[lbo-talk] 911 Timeline

snitilicious at tampabay.rr.com snitilicious at tampabay.rr.com
Sun Apr 18 14:23:16 PDT 2004


someone just put this up at my company's blog. a year ago, i _never_ would have imagined the person who did so saying that we ought to get out now. last fall, i sent a joke about Shrub and was given the cold shoulder b/c "we should support our prezdinet during war" so shame on me. today, the same person is comparing it all to viet nam, an era she lived through!

http://complete911timeline.org/main/dayof911.html

otherwise, a very cool site: http://www.cooperativeresearch.org/index.jsp

Introduction

The last ten years have witnessed a revolutionary change in the political economy of information production and distribution.

Control of these two processes has slipped from the exclusive grip of large media conglomerates and is now being appropriated at an increasingly fast pace by people at the grassroots level, whose previous lack of access to the means of information production prevented their ideas and knowledge from reaching the masses. The Internet's impact on the global political-economic landscape has been formidable, as it has decentralized and democratized the production and distribution of knowledge. This historically significiant restructuring of the relationship between the producers and consumers of information is due to the fact that the dissemination of information to a large audience no longer requires large amounts of capital investment. Consequently, this process can no longer be easily monopolized, controlled, or filtered by a small elite group.

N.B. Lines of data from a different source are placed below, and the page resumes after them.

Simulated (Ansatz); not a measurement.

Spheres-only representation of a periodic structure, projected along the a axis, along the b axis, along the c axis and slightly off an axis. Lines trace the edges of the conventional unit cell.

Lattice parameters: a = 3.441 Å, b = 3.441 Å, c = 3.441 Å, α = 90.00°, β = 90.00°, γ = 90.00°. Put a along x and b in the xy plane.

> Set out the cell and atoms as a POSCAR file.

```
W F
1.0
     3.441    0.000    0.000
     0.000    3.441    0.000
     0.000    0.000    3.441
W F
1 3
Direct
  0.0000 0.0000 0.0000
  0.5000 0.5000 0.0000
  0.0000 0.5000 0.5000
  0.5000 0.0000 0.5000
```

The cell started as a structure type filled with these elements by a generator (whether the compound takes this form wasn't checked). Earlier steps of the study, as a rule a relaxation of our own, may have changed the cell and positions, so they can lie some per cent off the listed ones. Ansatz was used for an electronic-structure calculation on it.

Alternative media websites have played a crucial role in forging and maintaining critical awareness, providing people with unfiltered investigative journalism, articles from around the world, and a variety of non-mainstream opinions and analyses. As a result, many users of the Internet have been able to stay up-to-date on a wide variety of issues at a minimal cost in time and effort. This revolution in information technology has undermined the capacity of elite groups to control the content and direction of the published historical record.

The aim of this website is to take the process of decentralizing the production and distribution of information a step further.

Content

The Center for Cooperative Research website consists of timelines of events on various subjects as well as profiles of people, organizations, corporations, and other entities. The timelines and profiles also contain association links which map the relationships between the various events and entities.

The website is "open-content" in the sense that its content can be modified by any person. Anyone who registers can submit information to the website or suggest changes to the existing content. The significance of this cannot be understated. It allows for the historical record to be documented at the grassroots level. Moreover, it helps shift control of the means of information production away from Big Business to anyone with a computer and Internet access.

Objectives of website

Reduce the fragmentation of the historical record The Cooperative Research website seeks to help reduce the fragmentation of the historical record by connecting events whose temporal and spatial relationships are often obscured by a mass of contradicting and disconnected literature, the biases of the media, and the tendency for important past events to be relegated to the annals of forgotten history.

Increase the efficiency of research Another objective is to increase the efficiency of research by reducing the tendency for researchers to duplicate the efforts of others. All too often, researchers—largely because of a fragmented historical record—needlessly spend a significant amount of time and energy bringing material together and establishing connections, even though this work may have already been performed by someone else. By collecting a mass of well-cited "event summaries" and "entity profiles" in a database, with descriptions about the relationships that exist among them, this website should reduce the frequency of such occurences.

Encourage the transition of oversight responsibilities from governments to civil society on a global scale. The Center for Cooperative Research calls on people to abandon the widely-held assumption that governments can be relied upon to competently monitor the activities of themselves or the entities with which they have close relations. A major goal of this website is to encourage people to play an active role in scrutinizing the activities of all individuals, groups and institutions that wield significant political and economic power. Our position is that the power of oversight should not rest with governments, but with civil society itself.